What kind of lubrication is best for my chain?
Talk to 10 people and you'll get 5 or more different answers. As a rule, a good quality 'machine' oil is the best. It provides a durable surface coating and it's natural capillary action allows it to penetrate deep 'inside' the chain to the pivot points where it's needed the most. A lightweight motor oil will also work quite well and has good penetrating qualities. Some of the synthetic spray lubricants on the market today are a bit easier to use and also work quite well but make sure they contain some kind of penetrant so they will soak in like natural oil does. And remember, don't over lubricate. A thin coating of lubricant on the outside of the chain is enough to protect the surface and usually indicates that there is enough lubricant 'inside'.
How do I know when I need a new chain?
All chains stretch with use and a certain amount of stretch is ok. The rule of thumb is to lay a ruler against the chain and measure it's length. Hold the left edge of the ruler against the center of a pin on one of the links. If the 12" mark on the ruler lines up with a pin or the pin is no farther than 1/8" beyond the 12" mark, you're good to go. If not, it's time for a new chain. The other consideration is dirt. If your chain is covered in a black 'gunk', and there is a lot of grit (especially if it's sand) in the mix, toss it. The damage done by the grit and the particles of dirt held by the 'gunk' will have scored the surfaces of the metal so even if you tried cleaning and lubricating the chain, it's effect wouldn't last long. And remember, the chain contacts all the surfaces on your drivetrain. It's a lot cheaper to replace a chain than a freewheel or the crank/chainrings which will be damaged by stretched or scored chain.
If I have to replace my chain, which one should I buy? (ask,and ye shall receive)
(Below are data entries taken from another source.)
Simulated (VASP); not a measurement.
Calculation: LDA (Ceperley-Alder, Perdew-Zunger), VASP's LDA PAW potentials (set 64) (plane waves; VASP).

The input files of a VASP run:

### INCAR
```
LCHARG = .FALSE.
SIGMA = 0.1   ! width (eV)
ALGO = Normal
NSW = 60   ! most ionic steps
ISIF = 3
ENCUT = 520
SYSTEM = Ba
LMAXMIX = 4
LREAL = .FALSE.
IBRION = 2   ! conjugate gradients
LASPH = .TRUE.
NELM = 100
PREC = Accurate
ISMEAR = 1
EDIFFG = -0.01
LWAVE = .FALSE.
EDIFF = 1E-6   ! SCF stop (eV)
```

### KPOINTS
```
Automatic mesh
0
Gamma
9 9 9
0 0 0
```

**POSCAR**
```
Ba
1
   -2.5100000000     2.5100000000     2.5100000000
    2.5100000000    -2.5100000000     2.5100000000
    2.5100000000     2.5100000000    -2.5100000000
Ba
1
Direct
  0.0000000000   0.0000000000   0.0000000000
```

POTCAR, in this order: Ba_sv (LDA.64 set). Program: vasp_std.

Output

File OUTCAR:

It's best to replace an old chain with the same one that was used by the bike manufacturer. But that's not always possible. And since the decision depends on several factors such as the type of bike, the drivetrain components, and the number of speeds, etc., it's best to bring your bike to a bike shop so they can recommend the best chain for you.Back
|Brake squeal is caused by the brake shoe(s) 'chattering' against the rim as it passes through them. It is sometimes caused by a buildup of foreign material on
your rim, a problem which can easily be solved by cleaning your rims with rubbing alcohol. It can also be caused by brake shoes which have become solid and shiny on the braking
surface which can be treated by sanding down the surface of the shoe to reveal the original rubber surface. However the normal cause is a combination of both these problems
compounded by the surface of the shoe hitting flush with the rim. This allows the shoe to skip across the surface of the rim causing a vibration (chatter) much like fingernails
on a blackboard <shudder>. The solution is to toe-in the brake shoes.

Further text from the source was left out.